20th February 2019
With 42 percent of marriages in England and Wales ending in divorce, it’s no wonder that hard-working entrepreneurs might want to protect their businesses from being fractured by divorce proceedings.
While it could seem unromantic at the prenuptial stage, it’s worth thinking about the impact of a future break-up on staff, property and ultimately business ownership. Including an obligation in the business’ partnership agreement or articles of association requiring joining members to enter into a nuptial agreement, for example, can be particularly helpful. One can even prescribe details about the transfer of shares.
Samantha Newton, associate solicitor in family law at Thrings, told Insider: “When it comes to a divorce’s financial settlement, a court can’t make an order against a limited company itself, but could request a business to be valued – with a view to extracting capital from it. Needless to say, the impact on the business’ ability to invest in the future could be severe.”

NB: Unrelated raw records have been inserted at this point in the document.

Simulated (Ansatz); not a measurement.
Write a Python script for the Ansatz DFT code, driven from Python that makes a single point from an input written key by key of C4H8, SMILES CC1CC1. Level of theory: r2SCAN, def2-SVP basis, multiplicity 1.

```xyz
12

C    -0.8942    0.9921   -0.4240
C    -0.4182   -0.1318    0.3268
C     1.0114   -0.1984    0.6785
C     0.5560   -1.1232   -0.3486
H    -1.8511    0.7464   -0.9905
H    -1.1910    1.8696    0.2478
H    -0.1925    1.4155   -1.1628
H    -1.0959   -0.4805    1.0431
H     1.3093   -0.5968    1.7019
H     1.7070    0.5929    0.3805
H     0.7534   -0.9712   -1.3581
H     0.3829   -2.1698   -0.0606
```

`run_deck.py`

The time, stress and pressure of a separation can take its toll on a business, but there are specially trained professionals who can help. “Speaking to a divorce coach to help navigate the emotional pressures can help restore business focus,” she said.
“Where possible, we advise keeping communication going and amicable. This tends to lend itself to more flexible separation processes. It’s always worth considering alternative methods for discussing finances, such as mediation, or choosing a lawyer who can help you focus on solutions for the family as a whole.”